This is kind of esoteric, so maybe someone can help double check my logic.
There is a way to estimate sensitivity of the ends. Radiation resistance of
short uniform current antennas is very easy to define using the formula
1580* (he/H)^2 . A 6 ft vertical drop with uniform current would have 1580*
(6/550)^2 = .188 ohms Rr.
Assuming current is limited by the 500 ohm Beverage impedance top-loading
the drop, the efficiency of a 6 ft vertical drop would be Rr/Rr+500 or
.0376%. or -34.2dB. This would assume zero ground loss (perfect soil) for
the vertical drop, so the actual radiation would be less due to earth losses
in the near field and Fresnel zone (certainly about 6dB or so less). The
feeds would be about -40dB radiation efficiency. We'd have to add some small
gain because the radiation would be concentrated from the pattern nulls that
go straight up and down from the vertical drop.
If the peak gain of the Beverage is -14dB, the combined end-drops would
certainly be at least 20 to 35dB less sensitivity than the antenna peak.

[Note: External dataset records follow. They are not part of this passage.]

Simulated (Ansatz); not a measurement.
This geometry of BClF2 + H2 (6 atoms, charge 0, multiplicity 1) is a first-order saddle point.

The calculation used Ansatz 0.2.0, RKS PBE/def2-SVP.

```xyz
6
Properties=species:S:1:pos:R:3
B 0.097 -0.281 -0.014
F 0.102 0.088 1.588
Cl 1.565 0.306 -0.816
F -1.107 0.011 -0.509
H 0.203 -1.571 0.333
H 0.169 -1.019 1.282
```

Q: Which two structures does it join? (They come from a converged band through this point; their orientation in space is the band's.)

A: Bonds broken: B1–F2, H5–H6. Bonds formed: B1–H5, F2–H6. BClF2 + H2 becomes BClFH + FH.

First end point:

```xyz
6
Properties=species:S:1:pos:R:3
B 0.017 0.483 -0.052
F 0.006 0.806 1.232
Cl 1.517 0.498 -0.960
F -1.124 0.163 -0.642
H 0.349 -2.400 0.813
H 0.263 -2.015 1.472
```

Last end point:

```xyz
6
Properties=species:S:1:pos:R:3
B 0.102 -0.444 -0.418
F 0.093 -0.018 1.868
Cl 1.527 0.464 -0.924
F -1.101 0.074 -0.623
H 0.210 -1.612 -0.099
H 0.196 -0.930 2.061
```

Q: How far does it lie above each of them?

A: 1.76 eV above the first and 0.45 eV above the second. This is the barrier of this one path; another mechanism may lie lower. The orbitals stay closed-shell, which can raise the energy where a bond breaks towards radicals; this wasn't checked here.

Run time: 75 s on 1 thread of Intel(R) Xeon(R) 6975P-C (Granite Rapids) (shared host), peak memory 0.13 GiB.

Models show a 6ft vertical T with 500 ohm series loss over lossless soil has
about 22 db less gain than a Beverage over lossy earth. Earth losses would
reduce the T gain by another several dB in the real world, but then the
horizontal wires (even when balanced) radiate more than the vertical area of
the T. The only way the horizontal wires won't radiate is over perfect
earth. (The purpose of the T is only to show the radiation of the vertical
section agrees with the estimate, and the horizontal section does radiate
significantly.)
It looks like this all crosschecks to me. As long as the peak gain of the
Beverage is not pushed down lower than -20dBi, and as long as you don't need
deeper than -20 to -30dB nulls, we could ignore the drops. (Which seems to
be what people find, that it is unimportant.) If you had a really sensitive
Beverage (lossy earth) then the ends would mean less. Over high conductivity
soil they would mean more because the antenna sensitivity would be less.